Kamari Clarke on Digital Evidence and Police Brutality, and the Case for Letting Anthropology Burn, and How International Criminal Law Helps Entrench Structural Inequality

September 24, 2020 by Cate MacLeod

On September 23rd, Professor Kamari Clarke moderated The Case for Letting Anthropology Burn? Race, Racism and Its Reckoning in American Anthropology, part of the UCLA Department of Anthropology’s Race, Racism, Policing and State Violence 2020-2021 Lecture Series. A recording of the event is currently available on the UCLA Department of Anthropology YouTube Channel. An interview with Professor Clarke, published in American Anthropologist, discusses the publication of Ryan Jobson's AA review essay, titled “The Case for Letting Anthropology Burn” while she was American Anthropologist’s associate editor in sociocultural anthropology.

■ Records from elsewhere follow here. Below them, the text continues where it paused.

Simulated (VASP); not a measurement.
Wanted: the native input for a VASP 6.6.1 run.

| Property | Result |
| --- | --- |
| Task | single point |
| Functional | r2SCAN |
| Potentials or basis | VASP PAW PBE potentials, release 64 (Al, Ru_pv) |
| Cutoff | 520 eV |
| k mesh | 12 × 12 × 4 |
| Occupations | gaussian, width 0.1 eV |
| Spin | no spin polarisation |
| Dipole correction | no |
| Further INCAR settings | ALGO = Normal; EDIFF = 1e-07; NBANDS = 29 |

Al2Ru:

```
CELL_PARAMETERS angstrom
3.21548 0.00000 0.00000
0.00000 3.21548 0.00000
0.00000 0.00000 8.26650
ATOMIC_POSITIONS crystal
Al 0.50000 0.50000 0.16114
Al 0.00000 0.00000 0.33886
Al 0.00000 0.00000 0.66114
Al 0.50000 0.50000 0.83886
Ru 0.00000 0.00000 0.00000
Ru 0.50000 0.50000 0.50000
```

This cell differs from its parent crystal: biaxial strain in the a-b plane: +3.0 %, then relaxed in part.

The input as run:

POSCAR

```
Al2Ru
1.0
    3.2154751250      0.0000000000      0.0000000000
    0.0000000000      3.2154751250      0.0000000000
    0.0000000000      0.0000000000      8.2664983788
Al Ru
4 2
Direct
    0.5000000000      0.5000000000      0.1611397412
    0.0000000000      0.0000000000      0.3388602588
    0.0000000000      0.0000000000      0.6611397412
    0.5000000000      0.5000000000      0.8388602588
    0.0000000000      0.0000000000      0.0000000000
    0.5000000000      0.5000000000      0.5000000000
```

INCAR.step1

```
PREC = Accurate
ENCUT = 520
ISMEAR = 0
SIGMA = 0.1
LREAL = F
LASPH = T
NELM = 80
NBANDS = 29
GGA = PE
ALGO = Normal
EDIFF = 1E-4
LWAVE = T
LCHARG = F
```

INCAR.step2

In August, Professor Clarke was a speaker for Digital Evidence and Police Brutality, hosted by the The Promise Institute for Human Rights at UCLA School of Law:

Techniques for effective presentation of digital evidence and overview of current legal standards, reports and analysis concerning protest and police misconduct cases.

Earlier in the summer, Professor Clarke published Negotiating Racial Injustice: How International Criminal Law Helps Entrench Structural Inequality, part of a special Just Security “Racing National Security” symposium that aimed to render race visible in national security to shift the dominant paradigm toward addressing issues of racial justice.